I wonder if this event could get revived. Not as a regular event, but as a special event maybe just once a year. With a proper site and plenty of time for training. At least a week-long deal, with lots of practice and even coaching. Thinking of initially just for Open Men and Open Women. FYI, the ski flying records are 312' men and 228' women. An interesting comparison is with standard jumping and snow ski flying. Waterski Mens jump record: 254'. Snow ski flying record: 253.5 meters. Now, if we could only find a lake with a hill in it.
1
Comments
Slap a blower on a 6.2 and I think you would be good to go.
Be interesting to see if there are many mumpers out there intrigued by this.
When we started the program sometime in 97 I installed a Python 502 in a bubble butt. did three more in 98. Then in 99 Ford Marine and PCM teamed up and provided us with 2 Metric 5.4 Lightning engines we ran those for three seasons until in 2002 we ran supercharged 6.0 LS engines till the end of the ski fly run.
Plenty of supercharged LS marine products and even some natural aspirated high HP marine applicable power plants that would suite the purpose..
Drive it by hand!
That said, after a little reflection, it's important to balance this against some rationalism:
1. How does this work for the jumpers? once or twice a year we'd like to change the specific conditions you train for in your already-incredibly-dangerous sport. We'd like to make it even more dangerous, and practice for this once-or-twice-a-year thrill-fest requires you to find a specially-built ramp.
2. Yes, waterskiing needs some innovative ideas to grow the sport and build excitement. That said, if you're not a hardcore skier, e.g. a new spectator... is it really that much more exciting to see a guy go 304' vs 254'? It's already an incredibly exciting sport to watch. Except to a few of us, I'm not sure it adds much.
Imagine once a year, there was a NASCAR race with the usual drivers, but they have to bring a rocket-powered car with skinny tires. It would be really interesting to some die hard fans, not particularly interesting to others, arguably financially silly, but above all... irresponsibly dangerous. NASCAR is exciting enough. You don't need to work harder to set the athletes up for failure.

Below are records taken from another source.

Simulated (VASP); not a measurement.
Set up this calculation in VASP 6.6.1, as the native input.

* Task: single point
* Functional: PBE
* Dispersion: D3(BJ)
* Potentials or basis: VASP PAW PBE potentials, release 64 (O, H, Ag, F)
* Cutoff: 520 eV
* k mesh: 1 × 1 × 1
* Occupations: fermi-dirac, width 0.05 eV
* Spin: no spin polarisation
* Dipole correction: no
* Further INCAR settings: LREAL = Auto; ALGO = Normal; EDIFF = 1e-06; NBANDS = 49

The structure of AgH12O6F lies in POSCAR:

@andjules : NASCAR actually does it 4 times a year - Daytona and Talladega, that is where the term 'the big one' comes from which usually takes out about 25% of the field.
50 mph is usually kind of a special prop for these boats even to reach it footing.
@Edbrazil I believe they let the boat go full throttle after the ramp for skifly at throwdown
ski fly boat!!
Not a mechanic but I play one at home
Boats and ramps could be built but at 45mph, 90' spectra ropes and massive cuts the falls will be horrendous. I love jumping, can't do it anymore given my back and knees, but like slalom the thrill is in the competition and not necessarily in the distance or buoy count.
If you don't get a chill seeing someone jump 200+ @35 off a 6' ramp then I don't think you appreciate the skill, danger and dedication of the athletes doing it.
One of the big advantages was, and again this is just from memory, was the angle was reduced for the ski fly ramp vs the traditional at 6'. Much easier on the knees.
It was an interesting experiment and I believe they even did it at the Masters one year.
All I can say is just because you can doesn't mean you should. The falls in Open division jumping are vicious. Add speed, add height, 90" skis, thin margins for error. Late cut, wind gust, any one of a million variables and big injuries can happen. My personal opinion is I just don't see the need.